Handling Personal Data Deletion in AdTech Data Systems
We’re outlining four approaches to data deletion and evaluating tradeoffs between them.
In many software engineering disciplines, data can be ephemeral. Say you have a buggy API — you can deploy a new version and the past is forgotten. But data engineering has a lot more state, and is far more sticky as a result. Once you collect some data, it’s likely that it will stick around for years and you’re going to have to support it.
A common challenge every company has to deal with is personal data. As a consumer, you want to make sure companies are protecting your data, or ideally not even storing it in the first place. Various regions, countries, states, etc have their own regulations. Europe has GDPR, California has the CCPA, Canada has PIPEDA, Brazil has LGPD, and so on.
Adtech data tends to not be as sensitive as others — we’re not dealing with government identities or payment information, after all — but there is the matter of user browsing data. For example, if you’re using a browser that supports third party cookies (like Chrome), your behavior can be tracked from site to site, and companies pay to generate a targeting profile for you. If you’re using a browser that only supports first party cookies (like Safari) you can’t be tracked as easily across sites, but your browsing behavior is still captured within the same site.
For this reason, the aforementioned regulations often have a requirement around data deletion requests. If you’re storing this personal data, you have an obligation to delete it when asked. The types of data that qualifies as personal data varies between companies and industries, but for adtech it’s typically the user id, IP address, user agent — anything that allows you to identify and track individual users.
Going back to deletions, in a typical database, the deletion would be a simple “DELETE FROM TABLE WHERE user_id = ‘abc’” — but adtech data isn’t stored in a simple database. Instead, we have hundreds of billions of records that have some personal data captured each day and for cost reasons usually stored on S3 in some compressed and analytics-optimized format, such as Parquet.

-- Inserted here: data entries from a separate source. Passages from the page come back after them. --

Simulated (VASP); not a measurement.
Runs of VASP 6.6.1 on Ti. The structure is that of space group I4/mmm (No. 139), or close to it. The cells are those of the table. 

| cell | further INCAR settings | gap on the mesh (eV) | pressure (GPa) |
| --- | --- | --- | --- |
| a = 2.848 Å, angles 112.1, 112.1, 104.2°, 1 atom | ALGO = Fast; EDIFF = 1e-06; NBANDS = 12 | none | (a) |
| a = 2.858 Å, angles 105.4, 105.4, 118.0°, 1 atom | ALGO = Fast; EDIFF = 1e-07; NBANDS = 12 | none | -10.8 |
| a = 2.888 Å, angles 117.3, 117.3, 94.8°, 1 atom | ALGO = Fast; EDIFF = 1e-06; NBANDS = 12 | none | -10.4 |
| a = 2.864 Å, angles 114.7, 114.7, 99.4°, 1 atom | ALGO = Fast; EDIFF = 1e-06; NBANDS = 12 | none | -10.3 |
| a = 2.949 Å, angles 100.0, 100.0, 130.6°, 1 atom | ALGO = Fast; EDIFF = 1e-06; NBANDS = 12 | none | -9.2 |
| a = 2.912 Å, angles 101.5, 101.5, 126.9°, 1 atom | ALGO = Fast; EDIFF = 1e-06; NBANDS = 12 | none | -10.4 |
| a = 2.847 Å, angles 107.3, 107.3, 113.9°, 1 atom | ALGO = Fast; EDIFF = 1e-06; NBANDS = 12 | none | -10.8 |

So what do you do when a user wants to delete their data? The cookie that’s stored in the browser is easy to delete, but what do you do with the trillions of rows scattered across these Parquet files going back for months? You can run the “DELETE FROM TABLE .. “ command above, but what it will do is read the terabytes/petabytes of data into memory, filter and remove the relevant rows, then write it back to S3. It’s doable, but it’s slow and incredibly expensive. Think on the order of thousands or tens of thousands of dollars for a single user deletion request. It’s not obvious how to do it.
Four Approaches To Data Deletion
Don’t store the data at all
What’s not stored doesn’t need to be removed. But that comes at a cost: the data is needed to run a variety of analyses. Being able to count the distinct numbers of users, calculate trends, or use the data to cluster users to create these advertiser audiences in order to improve your ad targeting and hopefully improve the return of your ad spend.
Best for: Strict compliance and lowest storage and compute cost.
Tradeoff: The data is not available for analysis.
Store the data for a limited time
Alternatively, store the data for the minimum time you need, and then purge the rest. There’s still a cost to the removal, but if you only retain this data for a week then your deletion query only needs to run for a week’s worth of data.
We can extend the above to be even better by storing the personal data separately. Instead of storing the personal data in the same files as the rest we can split it into multiple file types with their own retention policies. That way the personal data can have a shorter retention window and you avoid having to run the deletion request on the full dataset. This allows the non-personal data to still be used for analysis and investigations without incurring the cost of storing the personal data.
Best for: Having some personal data available with low operational costs.
Tradeoff: Deletion still costs money, but the cost and likelihood of needing to run a deletion is low.
Store hashed values instead of original values
With this approach, the data isn’t tied back to the original user, but you are still able to run the bulk of the analysis you did originally. You still delete the cookie in the browser, but at that point the link is broken and you can let the data naturally phase out based on your retention policies. The key here is that if a deletion request comes in, you only have to remove it from the browser. No need to worry about the data stored in S3.
Best for: Having long term pseudonymized personal data available for a subset of analyses (counts, discount counts, various grouping).
Tradeoff: You cannot easily map this data back to the original user id, which limits the ability to associate properties with users — for example, associating users with a specific advertising audience.
Use a mapping table
The challenge with the one way hash approach is that it’s still deterministic. If you know what the user’s cookie id was and the hashing approach, you can rederive the hashed value. But we can make the association truly random by generating a completely random id, then using a mapping table to connect the cookie id to a random id that will be what’s stored in the S3 logs. When a user submits a deletion request, we purge the mapping entry, breaking the link similar to the prior approach, also letting it phase out naturally with the retention policy. Similar to the solution above, we remove it from a much cheaper and quicker data store — the mapping table — without having to touch anything on S3. As part of this step, we can also do full anonymization on the fields we don’t need details for; for example, just mapping user agent to a browser version, and stripping the last octet of the IP address.
Best for: Being able to do advanced and robust analysis and audience creation.
Tradeoff: This is more operationally complex and costly than the others.
For each of these strategies, it’s all about evaluating tradeoffs. Product and data science teams typically want as much data as they can get, since it’s what they use to innovate. On the other hand, legal and compliance teams want to limit the risk. And the data engineering teams are charged with walking that tightrope, all while keeping costs down so they can work on other problems. It’s no easy feat, but we hope these approaches help you think through the best approach for your team.